Sunday, June 20, 2010

Trout Creek Campground – Eel River



        I wanted to take the family camping but if you know me camping usually involves hours of driving on some unmaintained forest service dirt road. I wanted to keep this trip close to home but I’m not one for the KOA or campsites with the nice background noise of a highway. So where to go that’s out in nature with few people, yet not a total back road excursion? Answer, Trout Creek Campground. Why? Trout Creek is easy to get to. It is paved most the way turning to a well maintained dirt road for the last 2 miles. I find that dirt roads detour a lot of people. Most importantly there is a pristine river 200’ from the campground. For my kids, family camping must include some sort of water feature.

        Named for the tributary creek that runs along the east side of the campground Trout Creek is located on the Eel River near Potter Valley. Trout Creek is just outside the Mendocino National Forest along Eel River Road (County Road 240). Lake Pillsbury is just 9 miles down the road but that’s another post.

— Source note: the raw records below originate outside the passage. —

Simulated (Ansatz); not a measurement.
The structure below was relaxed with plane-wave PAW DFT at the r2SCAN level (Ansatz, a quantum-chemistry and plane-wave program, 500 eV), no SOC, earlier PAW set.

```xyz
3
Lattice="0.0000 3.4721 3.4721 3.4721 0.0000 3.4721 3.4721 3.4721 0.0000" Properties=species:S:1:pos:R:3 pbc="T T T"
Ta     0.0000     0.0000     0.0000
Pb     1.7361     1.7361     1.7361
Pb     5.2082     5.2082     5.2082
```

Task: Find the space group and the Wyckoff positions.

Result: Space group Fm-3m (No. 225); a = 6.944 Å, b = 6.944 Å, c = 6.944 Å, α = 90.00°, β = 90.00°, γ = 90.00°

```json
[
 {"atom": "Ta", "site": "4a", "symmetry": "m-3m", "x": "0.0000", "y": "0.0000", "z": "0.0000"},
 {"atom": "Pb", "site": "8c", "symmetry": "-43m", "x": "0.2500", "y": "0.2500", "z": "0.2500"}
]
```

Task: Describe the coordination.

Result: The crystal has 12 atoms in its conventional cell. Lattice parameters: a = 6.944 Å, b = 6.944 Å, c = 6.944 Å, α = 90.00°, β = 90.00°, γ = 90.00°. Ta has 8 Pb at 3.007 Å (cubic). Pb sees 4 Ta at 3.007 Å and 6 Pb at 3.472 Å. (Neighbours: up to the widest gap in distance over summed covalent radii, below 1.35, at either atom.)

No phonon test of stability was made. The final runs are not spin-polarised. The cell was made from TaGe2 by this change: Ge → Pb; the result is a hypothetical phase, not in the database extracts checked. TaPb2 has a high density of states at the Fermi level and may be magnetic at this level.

        Trout Creek Campground is operated by PG&E as part of the Potter Valley Hydroelectric Project. (Now there is some controversy surrounding the hydroelectric project but let’s just talk about enjoying what is here) It is what you would expect from a maintained campground. There are 17 camp sites 1 group site 3 walk in sites, a camp host, water, fire rings, picnic tables, vault toilets, dumpsters and pets are allowed.  Additionally RV's are allowed, there is nothing posted but looks like you could bring a up to about a 24' trailer. This is a fee area, and is closed in winter (I don’t have dates). Also be sure to visit the Firefighter Memorial just outside the entrance to the camp.

        The campground is under a canopy of redwood, oak, pine and madrone. The sounds of birds chirping and running water can be heard thorough the campground. The river is close but not too close for those of you with young children, even at the closest site the water is still about 200’ away.  A path leads down to the river bank and forks right or left. Both paths lead to nice swimming holes outside of the current of the river. Some people use this area as a put-in and float or kayak down to the bridge you crossed to get here.

        I truly enjoyed my visit but here are a few cautionary words. Rattlesnake country - they’re out there, poison oak - if you get it, swift current - especially during spring snow melt but always beware. That being said, have fun, be safe and come back and share your experience.